Dreaming of being perfect. One of my favorite pastimes. I still do this despite the fact that I know better. I know better because I know perfectionism hurts, and I know I am really prone to acting imperfectly. That said, I thought it would be helpful to share some of my thoughts about perfectionism with you.
Envisioning that we could be perfect or could do things perfectly gives us a feeling of “arriving,” kind of like getting one of the coveted Golden Tickets from the Willy Wonka Chocolate Factory. The children in the tale Charlie and the Chocolate Factory by Roald Dahl who succeed at getting the desired Golden Tickets begin to pursue something tantalizing, but unclear and undefined to them. When we try to be perfect, we act like the kids with the Golden Tickets, and all sorts of crazy breaks loose. (Remember the chaos in the movie Willy Wonka and the Chocolate Factory?) In believing we can arrive at perfection ourselves, we enact several different dreams for our future:
- the dream of being untouchable by criticism, judgment, or shame
- the dream of less work and strain because we've already proven ourselves
- the dream of being different than everyone else
- the dream of having something permanent about our identity
- the dream of proving that our actions can ensure our happiness
But of course, just as in the Willy Wonka story, life (and fiction) just isn't that easy. No one ticket or behavior or anything could make everything perfect. Perfectionism actually makes life more difficult because when perfection is our end goal, that goal shapes every facet of what we do. It limits our creativity and ability to generate new ideas. It makes us think the ideas we do come up with stink. Perfectionism leaves a constant ache, pressure, and nagging feeling in us and also does some more damage:
- it forces us to go underground with our work because we feel we are not performing to a high enough standard
- it makes us associate work with feeling badly and unwell
- it kills our courage to try new things because we sense the greater risk of failing to be perfect
- it constantly reminds us we will never be prepared enough or fully
- it makes us feel fraudulent when we receive praise
- it leaves us isolated in our own pursuit of glory rather than allowing us to benefit from communities of learning and growth
As you can see, I think perfectionism is pretty destructive. I encourage you to look at your own tendency to want to be perfect. What do you associate with being perfect? What are your perfectionism dreams? How does wanting to be perfect influence how you act, think, and feel? Have you ever wanted to own a gigantic candy factory?

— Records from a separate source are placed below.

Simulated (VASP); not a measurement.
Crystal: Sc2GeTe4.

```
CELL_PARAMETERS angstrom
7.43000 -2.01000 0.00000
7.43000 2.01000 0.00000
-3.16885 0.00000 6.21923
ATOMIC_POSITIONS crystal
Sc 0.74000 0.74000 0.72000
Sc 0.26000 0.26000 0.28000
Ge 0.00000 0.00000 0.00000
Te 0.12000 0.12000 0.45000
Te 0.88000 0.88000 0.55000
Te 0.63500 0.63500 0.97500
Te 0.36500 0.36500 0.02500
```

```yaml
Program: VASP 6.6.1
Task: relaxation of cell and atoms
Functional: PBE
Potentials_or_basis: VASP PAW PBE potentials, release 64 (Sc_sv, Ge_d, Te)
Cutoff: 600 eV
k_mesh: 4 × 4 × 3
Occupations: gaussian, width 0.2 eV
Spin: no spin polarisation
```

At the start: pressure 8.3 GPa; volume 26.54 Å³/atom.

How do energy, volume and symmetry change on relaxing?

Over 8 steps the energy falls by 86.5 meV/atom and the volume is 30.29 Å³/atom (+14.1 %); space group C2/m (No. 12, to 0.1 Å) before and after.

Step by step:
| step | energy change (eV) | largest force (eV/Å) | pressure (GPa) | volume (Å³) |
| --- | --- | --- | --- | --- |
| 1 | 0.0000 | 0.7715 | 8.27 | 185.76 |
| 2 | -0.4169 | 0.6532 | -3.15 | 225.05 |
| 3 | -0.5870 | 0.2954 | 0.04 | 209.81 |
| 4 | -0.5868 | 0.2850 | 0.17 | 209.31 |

My next post will include some suggestions for moving away from perfectionism and developing more adaptive ways of thinking about doing well. Stay tuned! And please feel free to leave your thoughts about perfectionism in the “Leave a Reply” section.
Thank you for this insightful post. I have struggled with perfectionism a lot in the past, and am realizing I still do. It doesn’t come through in all areas of my life, but it seems to be my coping mechanism to avoid doing something new and potentially scary. For example, perfectionism has kept me from starting my own business and blog, starting a new exercise program, cooking a new ingredient, creating art. Your article helped me to realize that perfectionism has kept me from being as creative and genuine as I could–and would like to–be. Thanks again!
Hi Kristin,
Thank you for your kind feedback and for sharing some of your struggles with perfectionism. Perfectionism leaves us feeling kind of in the middle of — nothing. And as they say, starting is always the hardest part. I’d recommend taking a thorough look at your thoughts and feelings about the actual act of “starting.” Good luck getting started on your new business and blog; I know you will enjoy the process once you begin. It took me four (angst-ridden) solid years of thinking about blogging before I made the commitment to start. And now I get the pleasure of connecting with people like you. I look forward to working together again via our Spark and Tinder group!